My research lies at the intersection of Natural Language Processing (NLP), Artificial Intelligence (AI),
and text data engineering. Its core is the full pipeline of corpus construction and exploitation:
data collection, filtering, annotation, gold standard construction, model training, and evaluation.
I build corpora and datasets from scratch — multilingual, thematically specialized, web-harvested,
or domain-specific. A central conviction shapes this work: even when using large language models,
the quality of outputs depends on the data we feed them. Being the author of one's datasets,
not merely a consumer of existing benchmarks, is both a methodological choice and a scientific stance.
I automate each step of the pipeline as much as possible, developing custom scripts to make annotation
robust and reproducible — always using and promoting free and open-source software.
I am a member of APRIL, the French association
for the promotion of free software (logiciels libres).
I have applied this approach to a wide range of tasks: opinion mining, sentiment analysis,
explicit and implicit aspect detection, keyword-driven lexicon construction, and press corpus analysis
(e.g., women's professions in French cinema).
Beyond the pipeline itself, I actively question annotation methodologies: What makes a valid gold standard?
When does human expertise become irreplaceable — or not fully replaceable? How do we choose and justify
evaluation metrics? These questions are at the heart of my current CNRS delegation at
IRIT, where colleagues in the
ADRIA team
help me explore formal frameworks — belief functions, non-monotonic reasoning — to ground and validate
these methodological choices.
I am committed to interdisciplinary research, convinced that NLP can serve as a methodological partner
for the humanities, social sciences, and the arts. Projects such as
Litte_Bot, MoliAIre, and BrAIcht explore the creative potential of
language models in literary and theatrical contexts.

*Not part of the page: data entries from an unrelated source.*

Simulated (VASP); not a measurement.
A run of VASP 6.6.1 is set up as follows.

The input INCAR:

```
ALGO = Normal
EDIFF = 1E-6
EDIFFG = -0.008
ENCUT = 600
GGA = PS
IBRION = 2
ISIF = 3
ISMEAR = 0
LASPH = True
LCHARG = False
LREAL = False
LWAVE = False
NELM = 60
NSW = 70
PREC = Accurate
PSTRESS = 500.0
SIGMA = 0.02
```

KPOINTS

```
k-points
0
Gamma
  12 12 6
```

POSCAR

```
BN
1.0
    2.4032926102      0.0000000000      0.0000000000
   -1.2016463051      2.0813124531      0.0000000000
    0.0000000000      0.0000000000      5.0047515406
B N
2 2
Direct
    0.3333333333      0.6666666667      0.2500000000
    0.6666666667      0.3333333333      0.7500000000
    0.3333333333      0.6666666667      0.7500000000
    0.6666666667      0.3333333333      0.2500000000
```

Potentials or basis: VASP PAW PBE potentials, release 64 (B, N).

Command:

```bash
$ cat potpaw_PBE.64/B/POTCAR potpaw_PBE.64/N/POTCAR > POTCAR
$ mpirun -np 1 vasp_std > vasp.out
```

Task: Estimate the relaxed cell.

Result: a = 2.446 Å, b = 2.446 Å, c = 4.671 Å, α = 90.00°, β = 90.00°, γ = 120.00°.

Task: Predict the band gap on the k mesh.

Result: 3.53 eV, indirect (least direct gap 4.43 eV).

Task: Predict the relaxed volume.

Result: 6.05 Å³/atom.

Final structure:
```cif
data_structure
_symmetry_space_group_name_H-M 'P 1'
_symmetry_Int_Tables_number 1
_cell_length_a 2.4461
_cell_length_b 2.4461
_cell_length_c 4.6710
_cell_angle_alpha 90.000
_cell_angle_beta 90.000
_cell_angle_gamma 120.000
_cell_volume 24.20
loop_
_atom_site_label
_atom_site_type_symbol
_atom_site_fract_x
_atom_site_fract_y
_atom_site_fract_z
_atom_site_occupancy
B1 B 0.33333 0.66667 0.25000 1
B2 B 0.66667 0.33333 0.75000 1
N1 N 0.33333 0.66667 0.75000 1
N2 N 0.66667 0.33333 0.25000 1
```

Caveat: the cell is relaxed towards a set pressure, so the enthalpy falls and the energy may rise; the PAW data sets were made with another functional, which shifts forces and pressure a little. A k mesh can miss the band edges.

In 2023, I co-founded the interdisciplinary research group
GLAÇON
with my colleagues
R. Kyriakoglou
and A. Millour.
Finally, I care deeply about teaching programming and AI literacy. Since late 2023, I have developed
courses and workshops to introduce students — in computer science and in the humanities and arts —
to generative AI tools: how they work, how to use them critically and ethically,
and why they should be seen as collaborators, not replacements. Because teaching CS is not only
about technical skills — it is also about forming responsible, critical thinkers.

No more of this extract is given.